In [1]:
import nltk
from nltk.tokenize import word_tokenize
from nltk.corpus import stopwords
from nltk.stem import WordNetLemmatizer
import string
import os

# Download necessary NLTK data
nltk.download('punkt')
nltk.download('stopwords')
nltk.download('wordnet')

# Function for text preprocessing
def preprocess_text(text):
    # Tokenization
    tokens = word_tokenize(text)
    
    # Convert to lowercase
    tokens = [word.lower() for word in tokens]
    
    # Remove punctuation
    table = str.maketrans('', '', string.punctuation)
    stripped = [w.translate(table) for w in tokens]
    
    # Remove remaining tokens that are not alphabetic
    words = [word for word in stripped if word.isalpha()]
    
    # Remove stopwords
    stop_words = set(stopwords.words('english'))
    words = [word for word in words if word not in stop_words]
    
    # Lemmatization
    lemmatizer = WordNetLemmatizer()
    words = [lemmatizer.lemmatize(word) for word in words]
    
    # Join the words back into a string
    preprocessed_text = ' '.join(words)
    
    return preprocessed_text

# File paths
caption_file = r'C:\Users\gowsh\OneDrive\Desktop\Building AI Model\dataset\captions.txt'
output_file = r'C:\Users\gowsh\OneDrive\Desktop\Building AI Model\dataset\preprocessed_captions.txt'

# Check if the caption file exists
if not os.path.isfile(caption_file):
    print(f"Error: Caption file '{caption_file}' not found.")
else:
    # Read captions from the file
    with open(caption_file, 'r', encoding='utf-8') as file:
        captions = file.readlines()
    
    # Skip the header line and process each caption
    preprocessed_captions = []
    for caption in captions[1:]:  # Skip the header line
        # Split the line to get image ID and caption
        parts = caption.strip().split(',', 1)  # Split by the first comma
        if len(parts) != 2:
            print(f"Error: Invalid format in line: {caption.strip()}")
            continue
        
        img_id, caption_text = parts
        preprocessed_caption = preprocess_text(caption_text)
        preprocessed_captions.append((img_id, preprocessed_caption))
    
    # Save preprocessed captions to a new file
    with open(output_file, 'w', encoding='utf-8') as file:
        for img_id, preprocessed_caption in preprocessed_captions:
            file.write(f"{img_id},{preprocessed_caption}\n")

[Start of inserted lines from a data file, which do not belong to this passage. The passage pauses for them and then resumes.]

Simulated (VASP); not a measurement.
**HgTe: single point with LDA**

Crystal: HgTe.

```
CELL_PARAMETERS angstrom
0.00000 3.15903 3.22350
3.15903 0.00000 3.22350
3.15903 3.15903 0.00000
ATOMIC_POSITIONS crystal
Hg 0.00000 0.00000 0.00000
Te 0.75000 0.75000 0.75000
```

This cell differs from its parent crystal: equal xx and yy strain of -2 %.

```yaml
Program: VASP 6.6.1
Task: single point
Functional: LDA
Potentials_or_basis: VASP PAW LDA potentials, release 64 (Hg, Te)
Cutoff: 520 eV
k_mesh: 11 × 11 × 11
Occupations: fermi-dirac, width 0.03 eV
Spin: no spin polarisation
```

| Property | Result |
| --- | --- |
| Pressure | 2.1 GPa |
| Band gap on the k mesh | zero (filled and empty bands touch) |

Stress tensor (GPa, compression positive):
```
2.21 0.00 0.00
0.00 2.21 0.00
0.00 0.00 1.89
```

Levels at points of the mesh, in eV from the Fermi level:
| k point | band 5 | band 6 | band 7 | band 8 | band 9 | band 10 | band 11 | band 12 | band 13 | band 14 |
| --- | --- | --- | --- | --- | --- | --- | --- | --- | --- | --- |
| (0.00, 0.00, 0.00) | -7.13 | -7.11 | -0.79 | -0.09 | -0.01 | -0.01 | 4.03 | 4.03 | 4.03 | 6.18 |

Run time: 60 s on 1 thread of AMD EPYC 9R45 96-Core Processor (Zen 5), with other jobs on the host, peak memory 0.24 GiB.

    print(f"preprocessed captions saved to '{output_file}' successfully.")

    # Print a limited number of preprocessed captions for demonstration
    print("Sample of preprocessed captions:")
    for i in range(min(10, len(preprocessed_captions))):  # Print only the first 10 for demonstration
        img_id, preprocessed_caption = preprocessed_captions[i]
        print(f"Original Caption: {captions[i+1].strip()}")  # captions[i+1] because we skipped the header
        print(f"preprocessed Caption: {img_id}\t{preprocessed_caption}")
        print()


[nltk_data] Downloading package punkt to
[nltk_data]     C:\Users\gowsh\AppData\Roaming\nltk_data...
[nltk_data]   Package punkt is already up-to-date!
[nltk_data] Downloading package stopwords to
[nltk_data]     C:\Users\gowsh\AppData\Roaming\nltk_data...
[nltk_data]   Package stopwords is already up-to-date!
[nltk_data] Downloading package wordnet to
[nltk_data]     C:\Users\gowsh\AppData\Roaming\nltk_data...
[nltk_data]   Package wordnet is already up-to-date!


preprocessed captions saved to 'C:\Users\gowsh\OneDrive\Desktop\Building AI Model\dataset\preprocessed_captions.txt' successfully.
Sample of preprocessed captions:
Original Caption: 1000268201_693b08cb0e.jpg,A child in a pink dress is climbing up a set of stairs in an entry way .
preprocessed Caption: 1000268201_693b08cb0e.jpg	child pink dress climbing set stair entry way

Original Caption: 1000268201_693b08cb0e.jpg,A girl going into a wooden building .
preprocessed Caption: 1000268201_693b08cb0e.jpg	girl going wooden building

Original Caption: 1000268201_693b08cb0e.jpg,A little girl climbing into a wooden playhouse .
preprocessed Caption: 1000268201_693b08cb0e.jpg	little girl climbing wooden playhouse

Original Caption: 1000268201_693b08cb0e.jpg,A little girl climbing the stairs to her playhouse .
preprocessed Caption: 1000268201_693b08cb0e.jpg	little girl climbing stair playhouse

Original Caption: 1000268201_693b08cb0e.jpg,A little girl in a pink dress going into a wooden cabin .
p